Russia’s Central Bank lowered its key interest rate to 15% from 15.5% on Friday, citing a continued downward trend in inflation, though it highlighted an increasingly uncertain outlook for the economy and inflation in the wake of the Iran war.
Policymakers said “price growth predictably decelerated” last month after a temporary bump in inflation in January, which officials and analysts say was caused by an increase in the value-added tax. As of March 16, annual inflation stood at 5.9%, the bank said.
Friday’s rate cut marks the second this year and the seventh since Russia’s Central Bank began lowering the key rate from a two-decade high of 21% in September 2024 to curb surging inflation, driven by huge military spending and tightening labor market conditions.
The Central Bank said it expects annual inflation to fall to 4.5-5.5% in 2026 and to reach its 4% target next year. Still, it noted that inflation risks remain elevated due to what it described as “rising global price pressures amid increased geopolitical tensions.”
Most analysts had expected the moderate rate cut seen on Friday.

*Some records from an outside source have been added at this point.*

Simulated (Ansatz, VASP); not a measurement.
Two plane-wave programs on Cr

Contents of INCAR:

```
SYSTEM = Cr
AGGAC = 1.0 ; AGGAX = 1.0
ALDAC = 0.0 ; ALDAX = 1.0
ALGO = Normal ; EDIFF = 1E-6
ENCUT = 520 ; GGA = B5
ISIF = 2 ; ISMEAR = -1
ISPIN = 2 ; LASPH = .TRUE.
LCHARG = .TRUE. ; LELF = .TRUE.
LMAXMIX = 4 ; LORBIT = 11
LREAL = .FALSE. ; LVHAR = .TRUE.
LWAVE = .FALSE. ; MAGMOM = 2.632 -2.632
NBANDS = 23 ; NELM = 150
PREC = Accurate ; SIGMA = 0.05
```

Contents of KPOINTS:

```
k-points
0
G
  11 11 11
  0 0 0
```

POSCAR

Natalia Orlova, chief economist at Alfa-Bank, said Russian policymakers were bucking the global trend of central banks holding or raising rates amid economic uncertainty from the Iran war, instead pursuing a more predictable monetary policy focused on supporting businesses.
Investors were encouraged by the rate cut, sending share prices slightly higher. The MOEX Russia index rose 0.30%.
Russia’s Central Bank will hold its next key rate meeting on April 26.